Sheriff Gualtieri Urges 'Harm Mitigation' for School Shootings
Pinellas County Sheriff Bob Gualtieri warned that more school shootings are inevitable.
June 27, 2019 at 12:08 PM
7 minute read
Three minutes and 51 seconds.
That's how long it took Nikolas Cruz to kill 17 students and staff members and injure another 17 during last year's shooting rampage at Marjory Stoneman Douglas High School in Parkland.
And that's the timeframe Pinellas County Sheriff Bob Gualtieri repeated again and again during a presentation to law enforcement officers and educators Wednesday, as he warned that more school shootings are inevitable.
“It is going to happen again. Anybody who thinks it's not going to happen again is just being unrealistic, is being naïve and probably has their head in the sand. It is going to happen again,” Gualtieri told a crowd of more than 250 people gathered at a rural counties' “Violence Against Children in a Modern Society” summit in Gadsden County.
Gualtieri, a no-nonsense law officer who is also a lawyer, has drawn national attention through his role as chairman of a statewide commission that has explored the events leading up to the horrific Broward County shooting and the response to it. The commission issued a 458-page report, which included dozens of recommendations, in January.
Much of the sheriff's three-and-a-half-hour presentation Wednesday included detailed, moment-by-moment depictions of events inside and outside of Marjory Stoneman Douglas, particulars difficult to hear for even hard-boiled detectives and deputies.
But even more painful than listening was watching a short video, compiled from footage captured by school surveillance cameras, that showed Cruz entering Building 12, unpacking an AR-15, and methodically gunning down children and teachers as he made his way from the first floor to the third floor before dropping the gun and gear beside a slaughtered student and exiting.

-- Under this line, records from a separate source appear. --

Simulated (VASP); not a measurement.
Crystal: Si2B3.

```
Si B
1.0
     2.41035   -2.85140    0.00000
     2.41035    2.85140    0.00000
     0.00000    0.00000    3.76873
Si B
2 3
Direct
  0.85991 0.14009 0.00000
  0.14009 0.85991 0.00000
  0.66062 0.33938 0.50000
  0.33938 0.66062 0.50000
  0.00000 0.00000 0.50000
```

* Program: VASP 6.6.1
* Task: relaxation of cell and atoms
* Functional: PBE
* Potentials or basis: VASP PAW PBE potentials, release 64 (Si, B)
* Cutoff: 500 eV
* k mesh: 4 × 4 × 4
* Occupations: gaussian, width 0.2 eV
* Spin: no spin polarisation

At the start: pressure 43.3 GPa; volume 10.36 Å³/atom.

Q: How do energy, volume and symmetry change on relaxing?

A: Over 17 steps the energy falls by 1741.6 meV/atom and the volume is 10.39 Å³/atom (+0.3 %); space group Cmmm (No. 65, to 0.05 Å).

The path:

In one chilling scene, Chris Hixon, the school's athletic director, falls to the ground in a hallway after being shot by Cruz. An injured Hixon crawled to an alcove, where he lay bleeding, as Cruz walked by and, in Gualtieri's words, “executed him” before casually heading upstairs.
The video also showed current and former Broward County deputies, including Scot Peterson, the school's resource officer at the time, lingering outside as shots could be heard in what was known as the freshman building, taking minutes to don bullet-proof vests or hiding behind cars while Cruz carried out his deadly plan.
“Everything you're supposed to do … none of it was done,” Gualtieri said.
Peterson was arrested this month, following a Florida Department of Law Enforcement investigation into the Feb. 14, 2018, mass shooting, the worst school shooting in the state's history.
In one of his first acts after taking office in January, Gov. Ron DeSantis stripped former Broward County Sheriff Scott Israel of his post, accusing him of “incompetence” and “neglect of duty” in the Parkland mass shooting. Israel, whom DeSantis replaced with Gregory Tony, has appealed his suspension to the Florida Senate.
As Gualtieri delivered his presentation Wednesday morning, Tony held a news conference to announce that he had fired two more deputies — Edward Eason and Joshua Stambaugh — for inaction during the shooting. Peterson retired shortly after the shooting at the Parkland school, but Tony also fired him and another officer, Brian Miller, this month.
Gualtieri's presentation included video of Stambaugh taking time to put on his protective vest and waiting beside his car as gunshots could be heard. Eason also “remained stationary” outside the school, with his gun poised, but “does not move toward MSD to assist with any victims that are in close proximity to him,” despite another deputy's request for assistance, according to the results of an internal investigation released by Tony.
Gualtieri, whose commission report was highly critical of the Broward Sheriff's Office and the deputies' handling of the shooting, told reporters Wednesday that Eason and Stambaugh “failed as much as anybody else did and they should have been fired.”
Gualtieri blasted officers for failing to act when they could have saved lives.
“That's not what cops do, and they shouldn't be cops,” he said.
Speaking earlier to law enforcement officers and education workers at the summit, Gualtieri repeatedly stressed the importance of “harm mitigation.”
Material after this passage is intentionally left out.